Online sources defer to ancient written records that describe the Pict people.
Does Pict-donned body-painting and body-tattooing information derive from written sources alone?
Your comment July 29, 2021, in answer to my previous, same-day question, references the people-name Pretanni.
English Wikipedia gives "the painted ones" or "the tattooed folk" as definition.
Were ancient British-Isles peoples other than the Picts known for body-painting and body-tattooing?
I have not an answer to this problem.
Ragnar Jonasson's most recent mystery, Reykjavik: A Crime Story (co-authored with Prime Minister Katrin Jakobsdottir), addresses the Reykjavik Summit of Oct. 11-12, 1986.
The Kjarvalsstadir Art Gallery competed with Hofdi House and Hotel Saga as possible meeting venues.
The art gallery name intrigued me even as online sources consider the first part of its etymology (Kjarval) -- not its second part, stadir for "place" -- as not established clearly.
One suggestion offers the Old Norse Kjarvalr as a form of the Old Irish Cerball, possibly for "battle" or "brave" or "fierce" or "sword-play."
Wikipedia proffers Cearbhall as the modern spelling and references Osraige King Cerball mac Dunlainge (died 888), Leinster King Cerball mac Muirecain (died 909), poet Cearbhall Og O Dalaigh (flourished 1630) and Ireland President Cearbhall O Dalaigh (1911-1978).
How would sources on your eastern-pond side tend to define the aforementioned name Cerball/Cearbhall?
Celtic Christianity is perhaps better known as Irish Christianity, for it radiated from Ireland.
The photo is of a mountain stream as it goes over rocks.
I share your view of St Francis' Irish inspiration, albeit distant. I was named after him, though I prefer Frank. I suspect that the "Celtic" love of nature was mediated to Francis through monastic influences.
It is worth noting that while the ancient Irish and Britons had linguistic and cultural connections with the Celts they never called themselves Celts, but the whole lot were known as Pretannni. The use of the term Celtic as a name for the Irish is nineteenth century.
frankbeswick, Thank you for practical information, pretty product pictures and product line.
Once again, the computer doesn't help me out with the interesting image to the left of your title. What pray tell is it of?
A book on Ireland's cemeteries identified Celtic peoples, Christian and before, as always spiritual seekers, indicated among other ways by their illuminated manuscripts when nobody else was doing them.
St. Francis undoubtedly knew his love of nature because of the sentient that he was, but perhaps he drew upon lingering cultural influences from ancient Celtic settlements in central to northern Italy (where my name actually, albeit a rarity, still can be found among even this century's girl names).
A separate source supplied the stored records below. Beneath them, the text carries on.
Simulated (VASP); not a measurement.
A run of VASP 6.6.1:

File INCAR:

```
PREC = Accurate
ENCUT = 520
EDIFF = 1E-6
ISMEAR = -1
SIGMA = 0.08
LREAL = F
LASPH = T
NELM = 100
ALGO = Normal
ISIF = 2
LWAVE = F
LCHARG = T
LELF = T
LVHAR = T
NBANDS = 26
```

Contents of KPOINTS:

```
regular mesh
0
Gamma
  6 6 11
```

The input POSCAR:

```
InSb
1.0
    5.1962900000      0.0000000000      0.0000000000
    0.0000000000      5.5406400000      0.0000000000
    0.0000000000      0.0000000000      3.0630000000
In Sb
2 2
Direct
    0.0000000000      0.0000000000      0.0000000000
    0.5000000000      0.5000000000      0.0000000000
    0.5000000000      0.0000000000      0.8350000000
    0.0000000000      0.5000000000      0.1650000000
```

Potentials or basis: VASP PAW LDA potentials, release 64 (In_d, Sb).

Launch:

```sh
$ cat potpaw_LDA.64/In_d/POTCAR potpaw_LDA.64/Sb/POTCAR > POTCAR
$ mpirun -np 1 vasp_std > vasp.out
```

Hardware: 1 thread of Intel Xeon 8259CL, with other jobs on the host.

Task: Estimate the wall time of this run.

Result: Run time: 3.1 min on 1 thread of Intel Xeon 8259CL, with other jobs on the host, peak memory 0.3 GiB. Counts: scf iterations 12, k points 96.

In particular, I like your bringing up St. Kevin, whose stance makes me think of Cristo Redentor atop Rio's Corcovado and vice-versa.
Many Buddhist monks are admirers of the Christian monk, Thomas Merton, who was tragically killed in an accident in Asia on his way to a conference of monks of all faiths. They often visit the monastery where he is buried, which is in America, where his body was returned for burial. They study his works on the spiritual life.
He believed that the desert/wilderness should be a sacred place where humans should retreat to meditate. Thus he would be in tune with the Irish monks, who sought their personal desert to meditate and find God.
I find it a close resemblance of Irish monks to Buddhist monks who loved solitude, the seclusion from chaos and the lovely serenity of mountains are perfect for attaining proximity to Nature and the Almighty.
A beautiful depiction of the celtic cross, a symbol of culture and the religion, and the druids who paved the way in the ancient era for the religion what it is today.